However interesting and generally appealing scenario thinking, as discussed in my previous article, may be, it only provides a broad, qualitative picture of the context within which one is considering a significant investment decision. But indeed, a very important picture, even with all its caveats. Yet, we need numbers when it comes to sinking capital. No decision executive will sign off on an investment proposal that only consists of a fascinating narrative. She or he will want to see some underpinning of the potential profitability and capital efficiency. And some what ifs. In other words: we need quantification, we need a cash flow outlook of some sort.
In fact, it is one of the more difficult, and therefore avoided, challenges: to combine qualitative with quantitative thinking. Many restrict themselves to one of the two worlds. Yet I believe one has to try to cross the border. Quantification alone can often not tell the story by itself, but only qualitative narratives have the danger of becoming arm-waving.
But this quantification, if done well, does not come easy. How can we put numbers on the future? One way is to assume that whatever was going on in the past will replicate itself going forward. For some variables that is quite doable. If you are investing in wind or solar energy, the wind speed patterns and annual numbers of sun hours at a particular location can reasonably be inferred from historic records, with some averaging over multiple years. However, for many variables such an approach would not be credible.

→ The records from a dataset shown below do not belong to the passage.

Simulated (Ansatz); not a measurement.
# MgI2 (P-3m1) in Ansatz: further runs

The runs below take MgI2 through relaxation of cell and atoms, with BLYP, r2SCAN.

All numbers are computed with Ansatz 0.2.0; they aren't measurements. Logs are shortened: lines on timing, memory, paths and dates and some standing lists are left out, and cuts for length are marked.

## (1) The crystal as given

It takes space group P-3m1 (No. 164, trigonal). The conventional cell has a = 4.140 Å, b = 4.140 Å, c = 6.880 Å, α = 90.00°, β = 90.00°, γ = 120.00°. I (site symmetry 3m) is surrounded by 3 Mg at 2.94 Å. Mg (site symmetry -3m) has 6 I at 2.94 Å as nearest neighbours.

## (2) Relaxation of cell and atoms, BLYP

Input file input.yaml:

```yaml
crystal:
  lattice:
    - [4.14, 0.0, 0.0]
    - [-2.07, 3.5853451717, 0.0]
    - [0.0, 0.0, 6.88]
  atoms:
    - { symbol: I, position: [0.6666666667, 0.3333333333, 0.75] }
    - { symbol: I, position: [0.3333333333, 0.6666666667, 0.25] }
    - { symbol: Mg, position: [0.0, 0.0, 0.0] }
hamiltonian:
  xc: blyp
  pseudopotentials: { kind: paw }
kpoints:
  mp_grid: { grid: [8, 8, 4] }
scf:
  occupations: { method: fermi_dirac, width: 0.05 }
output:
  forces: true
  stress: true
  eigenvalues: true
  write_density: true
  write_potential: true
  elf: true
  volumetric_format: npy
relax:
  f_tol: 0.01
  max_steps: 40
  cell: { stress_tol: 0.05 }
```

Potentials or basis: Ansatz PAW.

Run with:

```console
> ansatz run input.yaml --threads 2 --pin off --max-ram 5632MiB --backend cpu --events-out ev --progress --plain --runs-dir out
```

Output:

Nevertheless, this is exactly what was (and is) common across many sectors. In fact, it is well known that this practice was one of the main causes of the financial crisis in 2008. The notion of ‘risk’ was strongly related to the degree of stock volatility in prior periods. Risk models were used that were only driven by historic behaviour; there was no forward looking element (see NYT, 2009). In essence, the quantitative models made people stop thinking. For the calculation of the minimum coverage for Dutch pension funds (i.e. stretching out multiple decades) the use of the current interest rate is mandatory. Similarly for the oil and gas reserves calculations for the SEC (US Securities and Exchange Commission) it is required to use, for the purpose of asset valuation, the currentoil price for several decades of remaining production. Of course these last two examples have auditing and legal dimensions, but they do illustrate the dilemma when considering future cash flows: we know that the value that some important variable assumes today may not be representative for the future, but we (think we) have nothing else (that is auditable).
For investment decisions and strategy development we will often need both a scenario approach and quantitative analysis. It will depend on the investment project where the emphasis lies, but I would argue that for major capital decisions or strategies both should have equal weight. What we see in practice is that (if done at all) scenario work and quantitative investment evaluations are poorly linked, perhaps because these different approaches are serviced by different departments, they require different styles of working, different areas of expertise.
And of course, to come back to the earlier point, the quantification developed should use historic data as a basis, but needs also to include a forward looking, judgemental dimension. Scenario narratives and (probabilistic and judgementally forward looking) quantification should go hand in hand, in some way, for maximum understanding and clarity.
For quantitative analysis we require a choice of models and methods, fit for purpose, not too complicated, but yielding consistent results. And we need mathematics, to do things smartly, quickly and consistently. To deal with uncertainty in the numbers, we need probability theory and probability distributions. There is no way we can arrive at exact estimates of all future variables (costs, prices, schedules, sales quantities, tax rates, etc.). But what we can do is to try to estimate a range (under certain scenario assumptions).
One of the most important distributions for this purpose is the lognormal distribution. It is representative of multiplicative processes (as is the normal distribution for additive processes). This means that the product of variables with ranges of uncertainty will tend to be lognormally distributed. Examples are volumes (L*W*H) and revenues (number of units solds * price). The lognormal distribution is also used quite a bit to model share price behaviour. It has an elegant mathematical formulation and allows for modelling upsides and downsides (with a trick). A recent article I came across (Surovtsev, D. and Sungurov, A. “Vaguely Right or Precisely Wrong?”: Making Probabilistic Cost, Time and Performance Estimates for Bluefield Appraisal. SPE 181904. SPE Economics & Management Journal, July 2017.) confirms that most cost, schedule and production variables are best represented by such a distribution.
Rather than (only) relying on integrated systems and black-box like simulation software, for practitioners and analysts it may be useful to get into the guts of the lognormal distribution, understand its mathematical articulation and have some practical formulas to calculate things by hand. It gets a bit nerdy, but do check out a useful article for this purpose in our free knowledge base (in which more articles are to come).
A next blogpost will again be about global scenarios in a qualitative discussion: what can we learn from our predecessors?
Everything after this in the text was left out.